By Marc Jones
LONDON (Reuters) - The dollar and U.S. Treasury yields crept higher along with world shares on Wednesday, as markets braced for what was expected to be a very close call on the future of the Federal Reserve's massive stimulus program.
The debate over when the Fed will begin to halt the flow of cheap dollars has dominated trading worldwide for months due to fears that it may trigger a turbulent reaction from investors who have become all too used to the support.
A majority of economists polled by Reuters expect the Fed to wait until March before it starts the process, but recent encouraging data from the U.S. and other parts of the world have raised the odds of a move in January, if not now.
Wall Street was seen opening up around 0.3 percent though most investors were expected to be keeping to the sidelines.
"Probably the strongest encouragement for tapering to begin this evening is the stability in financial markets," said Derek Halpenny, European head of global markets research at Bank of Tokyo-Mitsubishi UFJ.
"Our hunch is that a taper announcement may well encourage a year-end rally in global equity markets as an element of policy uncertainty is cleared," he said, adding the dollar should also do well against the yen.
The predictions already appeared to be coming true as the final countdown began.
European shares on the bluechip FTSEurofirst 300 (.FTEU3), rose 0.9 percent, helped by another dash of morale-boosting German sentiment data, while the dollar was firmer against both the yen and the euro.
The greenback wasn't having things all its own way though.
News that UK unemployment hit its lowest level in 4-1/2 years sent the pound back towards its recent highs as it reignited talk that the Bank of England will not be able to hold off from raising interest rates next year.
It was last at $1.6350 and buying 1.18 euros. The rise came despite a warning in BoE meeting minutes that a stronger sterling could jeopardize the UK's recovery.
Ten-year U.S. government bond yields, the benchmark for global borrowing costs and one of the most sensitive indicators to the Fed's stimulus plans, were edging higher at 2.85 percent as U.S. trading began.

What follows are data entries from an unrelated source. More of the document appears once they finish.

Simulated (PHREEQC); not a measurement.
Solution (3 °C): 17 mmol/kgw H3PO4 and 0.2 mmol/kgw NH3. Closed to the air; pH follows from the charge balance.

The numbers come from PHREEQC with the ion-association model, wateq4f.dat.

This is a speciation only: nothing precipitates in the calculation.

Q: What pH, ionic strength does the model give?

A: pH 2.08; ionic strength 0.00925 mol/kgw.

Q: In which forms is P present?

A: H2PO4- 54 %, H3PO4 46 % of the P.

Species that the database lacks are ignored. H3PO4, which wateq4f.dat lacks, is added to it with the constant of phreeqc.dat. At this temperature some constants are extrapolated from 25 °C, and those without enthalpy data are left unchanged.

The Federal Open Market Committee, the Fed's policy-setting group, will release a policy statement at 2.00 p.m. EST, followed by a press conference with Fed Chairman Ben Bernanke a half hour later. (FED/DIARY)
The central bank's stimulus campaign has been a major driver for global risk assets in recent years and exactly how markets will cope as the taps are turned off remains the trillion dollar question for investors.
Emerging markets took a beating back in August when the Fed looked to have been edging towards pulling the trigger.
As Wednesday's decision loomed, Indonesia's rupiah hit a five-year low of 12,150 per dollar, while the Philippine peso dropped 0.3 percent to 44.13 to the dollar and the Thai baht eased 0.5 percent to 32.25, a one-week low.
"We are bearish on those currencies held back by weak or deteriorating current account positions, inflation challenges and, in some cases, poor internal debt dynamics," Morgan Stanley analysts wrote in a report.
Euro zone-focused investors were also digging through details that emerged overnight on the bloc's long-awaited plans for repairing or shutting down troubled banks.
Under the agreement, banks will provide the cash to pay for the closure of failed lenders, giving roughly 55 billion euros over 10 years accumulated in a Single Resolution Fund.
Until then, however, if there is not enough money from the fees, governments will be able to impose more levies on banks. If that does not suffice, they would help with public money.
Philippe Gudin, head of European economics research at Barclays said one of the other major faults was that national governments would retain control over bank closures.
"I think it is very disappointing. The power is still in the hands of the governments and not an independent central authority," he said.
Along with the stronger dollar, it helped take the wind out of the euro's sails as it sagged back to $1.3750.
Ukraine's hryvnia currency and its bonds soared a day after the country agreed a bailout from Russia.
Turkish stocks fell to their lowest level in more than three months though, against the backdrop of a widespread corruption probe involving government ministers and top businessmen. (EMRG/FRX)
Among commodities, U.S. crude prices were steady at $97.25 a barrel, recovering from the previous session's 0.3 percent decline as Brent dipped to $108.41.
Gold rose 0.3 percent to around $1,234 an ounce, having fallen 0.8 percent overnight. The precious metal has fallen more than 26 percent in 2013, heading for its worst year since 1981.